In a blitz of ads and speeches, the Bush campaign claims that John Kerry has flip-flopped on a number of issues. But Democrats are starting to push back with their own examples of Bush flip-flops. Why is the charge such a potent political allegation?
"In the age of sound bites, there's a premium put on consistency," said Paul Waldman, co-author of "The Press Effect," a critique of the 2000 election that faulted the media and voters for not vigorously challenging the fabrications of the Bush and Gore campaigns.
"There's no particular objective reason for this demand for consistency," Waldman said. "Circumstances change, and politicians must respond to these altered conditions -- precisely what you want in a leader." But in the heat of a campaign, the flip-flop charge can be devastating as part of a larger theme: that a candidate is changing positions for political expediency and therefore cannot be trusted.
This is the message Bush has been sending voters for more than a month, beginning with a speech in which he offered a wry critique of the Democratic presidential field.
"They're for tax cuts and against them. They're for NAFTA and against NAFTA. They're for the Patriot Act and against the Patriot Act. They're in favor of liberating Iraq, and opposed to it. And that's just one senator from Massachusetts," Bush said.
To underscore the message, the Bush campaign has run ads portraying Kerry as "unprincipled" and the president as "steady and steadfast." The Republican National Committee has posted a Kerry vs. Kerry boxing match on its Web site, a cartoon narrated by legendary promoter Don King.
The strategy seems to be working. In a recent Gallup poll, 49 percent of the voters who were surveyed said Kerry is likely to change his positions on issue for political reasons, while only 37 percent said Bush is.
Kerry and the Democrats have countered in a manner that underscores the so-called "credibility gap" that has dragged Bush down in some public opinion polls.
"On issue after issue, George W. Bush keeps saying one thing to the people and then doing another big favor for the special interests," Kerry said in a recent speech, calling the Bush White House "the biggest say-one-thing-do-another administration" ever.
The steadiness Bush touts in his ads is, to Kerry, "stubborn leadership (that) has led America steadily in the wrong direction."
Meanwhile, numerous Democratic Web sites have begun compiling lists of Bush flip-flops, often using the president's own words against him.

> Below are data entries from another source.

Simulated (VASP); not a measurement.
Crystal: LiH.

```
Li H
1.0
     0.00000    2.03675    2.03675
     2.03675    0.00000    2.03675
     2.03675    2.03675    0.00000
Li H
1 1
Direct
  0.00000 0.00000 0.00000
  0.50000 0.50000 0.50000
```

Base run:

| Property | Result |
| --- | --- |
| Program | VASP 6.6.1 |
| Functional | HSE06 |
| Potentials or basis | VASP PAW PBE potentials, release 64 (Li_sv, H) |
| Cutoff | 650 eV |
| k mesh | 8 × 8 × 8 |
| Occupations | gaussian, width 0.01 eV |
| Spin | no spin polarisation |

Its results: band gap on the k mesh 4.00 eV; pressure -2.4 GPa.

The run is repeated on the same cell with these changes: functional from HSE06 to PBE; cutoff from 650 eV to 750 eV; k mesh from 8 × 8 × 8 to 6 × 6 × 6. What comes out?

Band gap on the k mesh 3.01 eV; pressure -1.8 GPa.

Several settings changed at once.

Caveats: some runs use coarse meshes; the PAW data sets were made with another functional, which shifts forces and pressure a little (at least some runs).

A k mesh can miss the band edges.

"I think credibility is important," Bush is quoted as saying in the introduction of the "Flip-Flopper In Chief" on the Web site of the Center for American Progress.
The flip-flop charge is not always politically potent, however, said Frank Greer, a veteran Democratic consultant who was a longtime media adviser to former President Clinton. "Sometimes, if you end up on the right, or popular, side of an issue, they don't mind if you flip-flop," he said.
Greer's view helps explain why Bush, despite some truly impressive political acrobatics, is not seen by voters as a waffler to the extent that Kerry is.
For example, Bush's latest flip-flop -- allowing national security adviser Condoleezza Rice to give public sworn testimony to the 9/11 Commission after weeks of refusing the commission's request -- moved him from a politically unpopular position to one with broad support from the public.
Similarly, Bush long opposed a post-9/11 Democratic proposal to create a Department of Homeland Security, only to unveil his own proposal as the idea was gaining support on Capitol Hill.
"People are never going to believe that Bush is a flip-flopper," Bush campaign senior strategist Matthew Dowd boasted to Time magazine last week.
Kerry, on the other hand, has performed his most notable political cartwheels on the war in Iraq, an issue that deeply divides American voters.
Kerry voted for the resolution to go to war, then voted against the president's plan to spend $87 billion reconstructing Iraq, then tried to explain how, in the often twisted parliamentary ways of the Senate, he had "voted for the $87 billion before I voted against it."
Kerry, in fact, voted for an Iraq reconstruction bill that would have rolled back some of Bush's tax cuts for the wealthy to cover the cost of the $87 billion, but voted against the bill that ultimately passed the Senate, which did not include the tax cut rollbacks.
"Most of Bush's flip-flopping attacks on Kerry are bogus, but Kerry himself opened the door by saying he voted against the $87 billion Iraq spending bill before voting against it," said Craig Crawford, a political analyst for CNBC, CBS and Congressional Quarterly magazine. "With that one statement, Kerry not only branded himself a flip-flopper, he bragged about it."
Flip-flop charges are very effective, especially in the circumstances Kerry finds himself in. The senator from Massachusetts, who is largely unknown to the national electorate, is being defined as much by the barrage of Bush ads as by Kerry himself.
Defending a steady flow of such charges can force an opponent "off message." And such ads are also easy to produce, especially for a longtime senator like Kerry with a long record and thousands of roll-call votes from which to draw seemingly contradictory actions.
"You're always going to be able to find things that you can twist and make them look like contradictions," Waldman said. "And that, of course, plays into the negative feelings we already have about politicians in general -- that they are fake, that they're just going to tell you what you want to hear and that next month, if it's convenient, they'll tell you something else."
"The whole concept of 'character' is an important one to American voters," said John Zogby, an independent pollster. "They want to know that their president is principled, grounded and has leadership skills."
He added: "It is one thing for a candidate to have grown or changed his or her mind earlier in a career. That could be growth, maturity, bonding with the people or colleagues. But for a candidate to change on issues in the heat of a campaign denotes the opposite: weakness, a lack of principle, a willingness to rely on the polls."